Those plans, the president said, necessitated a drone strike against Soleimani because he posed an "imminent threat" to American lives in Iraq and elsewhere in the region.
Trump first raised the point Thursday afternoon.
"We did it because they were looking to blow up our embassy," he told reporters. "We also did it for other reasons that were very obvious. Somebody died, one of our military people died, people were badly wounded just a week before."
Later that day, he implied Soleimani was planning attacks on more than one US embassy.
"Soleimani was actively planning new attacks, and he was looking very seriously at our embassies, and not just the embassy in Baghdad," the president said at a rally in Ohio on Thursday night. "But we stopped him, and we stopped him quickly, and we stopped him cold."
On Thursday night, he told Fox News' Laura Ingraham four embassies were involved in the alleged plot, though he didn't specify which ones.
There's a glaring loophole in these claims: If Soleimani was planning to attack one or more US embassies and it was evidence of an "imminent threat," why wasn't Congress informed about it when administration officials briefed them on the strike this week?
Senior officials involved in planning and carrying out the strike have said they can't divulge more information about what led to the strike, including the underlying intelligence they said supported the measure, to protect sources and methods. Some suggested that Congress can't be trusted not to leak sensitive information about the operation to the public.
But the president didn't hesitate to discuss Soleimani's alleged plans at his rally Thursday night or with Ingraham, a nationally syndicated radio and TV personality, in a clip that aired on Fox News on Friday.
Some lawmakers have also expressed skepticism about the president's claims.
"Let's be clear - if there was evidence of imminent attacks on four embassies, the Administration would have said so at our Wednesday briefing," Sen. Chris Murphy of Connecticut tweeted. "They didn't.So either Fox News gets higher level briefings than Congress ... or ... wait for it ... there was no such imminent threat."
Sen. Bob Menendez of New Jersey made a similar point earlier Friday, saying on MSNBC that lawmakers were not given any information or intelligence suggesting Soleimani was planning an embassy attack at this week's briefing.
Soleimani's assassination kicked off a series of escalatory actions from both Washington and Tehran that simmered down earlier this week after Iran fired several missiles at US bases in Iraq that resulted in no American casualties. Trump subsequently announced that "all is well" and that the conflict had been de-escalated.
The Trump administration on Friday announced harsh new sanctions on Iran, indicating that tensions between the US and Iran haven't yet died down - in fact, they may soon flare up again.
The president's actions also led to harsh blowback from Democratic lawmakers and some Republicans who expressed concern that Congress had not been consulted or notified prior to the drone strike.

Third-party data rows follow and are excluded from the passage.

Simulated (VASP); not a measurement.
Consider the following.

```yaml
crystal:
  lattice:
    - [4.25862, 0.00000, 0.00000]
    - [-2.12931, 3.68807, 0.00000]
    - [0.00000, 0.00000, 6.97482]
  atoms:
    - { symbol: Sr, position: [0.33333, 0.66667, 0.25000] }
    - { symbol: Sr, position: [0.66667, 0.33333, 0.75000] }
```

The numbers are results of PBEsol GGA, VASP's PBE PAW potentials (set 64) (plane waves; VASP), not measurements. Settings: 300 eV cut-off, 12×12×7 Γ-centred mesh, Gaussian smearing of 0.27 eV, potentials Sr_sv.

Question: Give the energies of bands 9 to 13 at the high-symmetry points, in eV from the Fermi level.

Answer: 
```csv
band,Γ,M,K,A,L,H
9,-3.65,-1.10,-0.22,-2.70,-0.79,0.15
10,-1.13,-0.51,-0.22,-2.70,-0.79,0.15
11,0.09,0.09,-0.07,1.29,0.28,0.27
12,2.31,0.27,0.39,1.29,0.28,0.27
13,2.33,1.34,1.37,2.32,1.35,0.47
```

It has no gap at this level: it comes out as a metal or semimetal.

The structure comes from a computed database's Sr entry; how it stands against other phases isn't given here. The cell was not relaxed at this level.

To that end, the House of Representatives on Thursday passed a War Powers Resolution that would drastically curtail the president's ability to take further military action against Iran. It passed on a largely party-line vote, though eight Democrats voted against it, and three Republicans voted in favor of it.
Trump now tells Laura Ingraham four embassies were involved in the plots, per a clip that just aired on Fox News. Yesterday, he said singular embassy, last night mentioned multiple and now is more specific than his national security aides have been, though doesn't say which ones.